THE BOOK cover
The Unwritten Book is Finally Written!
An in-depth analysis of: The sacrifice bunt, batter/pitcher matchups, the intentional base on balls, optimizing a batting lineup, hot and cold streaks, clutch performance, platooning strategies, and much more.
Read Excerpts & Customer Reviews
If you are a media member and would like a review copy of The Book, please contact Kevin Cuddihy of Potomac Books.

Buy The Book from Amazon

MOST RECENT ARTICLES
MAIL : You ask | We say

Advanced


THE BOOK--Playing The Percentages In Baseball

<< Back to main

Wednesday, August 23, 2006

Selective Sampling - How NOT to Choose Players

By Tangotiger, 08:21 AM

Cy Morong takes a look at establishing the replacement level.  He says:


I ranked all NL pitchers from worst to best in RSAA per IP

And therein lies the problem.  You cannot establish, after the fact, who is a replacement-level pitcher.  Say you have a pitcher that gets thrown into the dustbin, I dunno, maybe Orlando Hernandez, between 2003/2004.  He was a free agent, and signed with the Yanks for 500,000$.  That’s the definition of replacement level.  In 2004, he went 8-2, with a 3.30 ERA.  However, he would fall off Cy’s (and pretty much everyone else who looks at this issue) selection criteria.

This is a huge selection bias, and invalidates any results presented.

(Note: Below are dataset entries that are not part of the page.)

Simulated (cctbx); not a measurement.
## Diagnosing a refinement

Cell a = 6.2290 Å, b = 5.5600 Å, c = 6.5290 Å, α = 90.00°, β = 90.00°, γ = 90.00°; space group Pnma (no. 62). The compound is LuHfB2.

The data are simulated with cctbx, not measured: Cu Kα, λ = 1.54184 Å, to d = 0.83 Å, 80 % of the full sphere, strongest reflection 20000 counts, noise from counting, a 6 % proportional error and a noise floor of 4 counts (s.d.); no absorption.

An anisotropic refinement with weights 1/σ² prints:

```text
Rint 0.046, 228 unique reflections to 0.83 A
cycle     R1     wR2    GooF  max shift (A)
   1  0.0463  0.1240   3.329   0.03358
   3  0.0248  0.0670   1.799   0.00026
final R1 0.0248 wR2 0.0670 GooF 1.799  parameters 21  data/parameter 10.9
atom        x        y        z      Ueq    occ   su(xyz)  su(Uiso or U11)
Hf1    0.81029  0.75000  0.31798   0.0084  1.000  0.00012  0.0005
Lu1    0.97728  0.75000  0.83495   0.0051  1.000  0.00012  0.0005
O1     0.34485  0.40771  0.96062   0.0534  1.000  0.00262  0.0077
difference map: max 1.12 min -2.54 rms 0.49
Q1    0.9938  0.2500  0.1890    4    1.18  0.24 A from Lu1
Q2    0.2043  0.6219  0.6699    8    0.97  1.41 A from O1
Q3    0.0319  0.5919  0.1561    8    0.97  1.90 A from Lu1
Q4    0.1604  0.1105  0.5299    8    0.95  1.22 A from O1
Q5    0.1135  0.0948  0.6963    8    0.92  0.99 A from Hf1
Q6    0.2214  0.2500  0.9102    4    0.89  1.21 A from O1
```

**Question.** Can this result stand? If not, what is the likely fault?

#1    Tangotiger      (see all posts) 2006/08/23 (Wed) @ 13:32

I also recommend these articles, which discusses True Score Theory, Theory of Reliability, and Regression Toward the Mean:

http://www.socialresearchmethods.net/kb/truescor.htm

http://www.socialresearchmethods.net/kb/reliablt.htm

http://www.socialresearchmethods.net/kb/regrmean.htm


#2          (see all posts) 2006/08/23 (Wed) @ 15:15

I certainly don’t claim to be an expert on replacement level. But how would you go about determining it?

Also, maybe some guys who are really “replacement” level in a given year, like Hernandez, get lucky and do better than they should have. So they get left out of any calculation of the replacement level. But if they had done worse (performed at their “true” level), they might drop into the lowest 1% or lowest 5% or whatever. They would displace someone and they would have to be worse than that guy to get into the lowest 1%. So the replacement level would fall.

The reverse might be true. A guy who was in the bottom 1% might have really been better (but he was there due to bad luck). If he had performed at his “true” level some other guy would have to be pushed down into the lowest 1%. But since this new entrant into the bottom had been better than those guys before, and he joins them, he raises their level.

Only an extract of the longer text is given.